02: Task 1.2 Select and Configure Foundation Models

AIP-C01 Mapping

Content Domain 1: Foundation Model Integration, Data Management, and Compliance Task 1.2: Select and configure FMs.

Task Goal

Choose the right model strategy for each business capability, decouple the application from any one provider, and ensure model operations remain resilient even when traffic spikes, regions fail, or customized models need to be replaced.

Task User Story

As a GenAI platform owner, I want to evaluate, route, customize, and operate foundation models through policy-driven architecture, So that the business gets the best balance of quality, speed, cost, resilience, and maintainability.

Task Architecture View

graph TD
    A[Application Request] --> B[Model Policy Router]
    B --> C[AppConfig Rules]
    C --> D[Primary FM on Bedrock]
    C --> E[Fallback FM]
    C --> F[Cross-Region Inference]
    C --> G[Customized Model Endpoint]

    D --> H[Telemetry and Quality Tracking]
    E --> H
    F --> H
    G --> H

    H --> I[Model Registry and Lifecycle]
    I --> J[CI/CD Promotion and Rollback]

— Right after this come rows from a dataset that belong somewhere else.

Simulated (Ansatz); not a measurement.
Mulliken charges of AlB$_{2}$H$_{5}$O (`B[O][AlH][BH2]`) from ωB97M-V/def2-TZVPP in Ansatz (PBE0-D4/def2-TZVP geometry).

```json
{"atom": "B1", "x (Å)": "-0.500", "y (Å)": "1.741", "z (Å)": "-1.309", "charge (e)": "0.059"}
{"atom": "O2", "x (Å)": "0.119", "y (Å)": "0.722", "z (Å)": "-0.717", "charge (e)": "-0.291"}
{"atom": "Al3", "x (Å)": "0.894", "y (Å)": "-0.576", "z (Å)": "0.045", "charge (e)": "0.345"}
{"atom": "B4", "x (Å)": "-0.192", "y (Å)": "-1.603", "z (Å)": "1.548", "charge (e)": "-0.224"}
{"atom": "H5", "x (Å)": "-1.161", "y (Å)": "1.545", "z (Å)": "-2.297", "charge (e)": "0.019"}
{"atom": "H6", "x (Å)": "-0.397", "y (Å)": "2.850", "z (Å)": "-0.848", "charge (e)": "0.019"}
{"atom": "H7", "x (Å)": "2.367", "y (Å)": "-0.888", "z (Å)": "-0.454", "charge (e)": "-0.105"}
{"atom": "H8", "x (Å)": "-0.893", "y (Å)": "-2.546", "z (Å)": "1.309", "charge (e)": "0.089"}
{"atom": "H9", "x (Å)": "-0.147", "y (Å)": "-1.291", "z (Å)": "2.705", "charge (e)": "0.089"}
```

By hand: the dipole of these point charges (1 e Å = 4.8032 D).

Skill 1.2.1: Assess and Choose FMs

User Story

As a GenAI architect, I want to evaluate candidate foundation models against the real needs of each workload, So that model choice becomes a disciplined engineering decision rather than a popularity contest.

Deep Dive

The right model depends on the task. The best general model is often the wrong operational choice.

Evaluation Axis	Why It Matters	Example Questions
Capability fit	Determines whether the model can actually perform the task	Does it handle long-context reasoning, tool use, or multimodal inputs?
Latency	Affects user experience and concurrency planning	Can it stay within the session SLA under peak traffic?
Cost	Impacts sustainability of the use case	Is the quality gain worth the additional token or endpoint cost?
Safety and control	Matters for regulated and customer-facing workflows	Can we apply guardrails and trace decisions cleanly?
Operational availability	Shapes reliability	Is the model available in the required regions and quotas?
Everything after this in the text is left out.